I'm going to take this post straight from my journal, as I took a lot of notes on this outing. Hope you don't mind the informality...you know, 'cause up until now this blog has been very black-tie, if you know what I mean.
-start the morn waiting for a city bus. Some guy tries to steal my mic whle I make an attempt to board. He siddles up and unclips a compartment of my bag. I catch him, so he saunters off without shame. Now I'm looking at everyone funky the rest of the morning. I feel terrible about that.
-hop out at El Monumento and a tortillera points me towards the taxi stand bound for Guelatao. A long line of people await to cram five to each taxi (not including the driver). Imagine a small Honda Civic. My turn arrives, and I get the middle seat up front--right where the stick shift sits. Yea.

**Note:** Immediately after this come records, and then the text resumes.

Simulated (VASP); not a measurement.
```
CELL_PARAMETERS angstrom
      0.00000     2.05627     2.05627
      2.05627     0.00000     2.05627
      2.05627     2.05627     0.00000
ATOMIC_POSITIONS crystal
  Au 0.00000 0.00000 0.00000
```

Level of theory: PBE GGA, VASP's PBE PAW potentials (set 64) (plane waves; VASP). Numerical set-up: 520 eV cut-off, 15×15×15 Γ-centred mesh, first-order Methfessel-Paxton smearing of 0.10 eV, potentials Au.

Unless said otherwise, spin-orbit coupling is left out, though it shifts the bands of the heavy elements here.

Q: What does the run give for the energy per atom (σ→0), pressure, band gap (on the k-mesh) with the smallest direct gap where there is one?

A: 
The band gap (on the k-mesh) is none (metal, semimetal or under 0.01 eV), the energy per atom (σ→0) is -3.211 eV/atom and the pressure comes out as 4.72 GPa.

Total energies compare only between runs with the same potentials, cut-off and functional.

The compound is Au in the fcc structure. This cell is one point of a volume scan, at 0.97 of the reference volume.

-Guelatao is unbelievably beautiful. Conifers blanket the hills, hills that stretch until they meet azure skies. It's a tiny hamlet (perhaps the first true hamlet I've seen); a mere 500-person population. The town dips and ascends around the bends in the road. A small lagoon sits near city center. The people at first go are so friendly.
-I can't find the director of the station. He's instructed me to meet him at his office in the morning. I am late, I confess. I climb the hills from where the taxi let me off on the highway to the small station office. Not there. "He's down near the basketball court." I descend to the court. Nope. I meet a local man who tells me he lived in Michigan for 5 years. He invites me to coffee and, I think, later to marry him. Another guy sees that I am lost and walks me futher into town until we bump into some kid in a CDI truck (CDI is the commission that sponsors the radio station). The driver talks fast and winks at me a lot. A miniature player-in-waiting. He drives me to a street off the town center where a big green tarp has been hoisted over several long tables and chairs. The conversation goes like this:
Him: Are you hungry?
Me: No, not really.
Him: Sister?!?
Me: No I'm not.
Her: Are you hungry?
Me: No, not really, but thank you.
Him: Yea, she needs something to eat.
Her: Get out and have a seat. We'll get you something.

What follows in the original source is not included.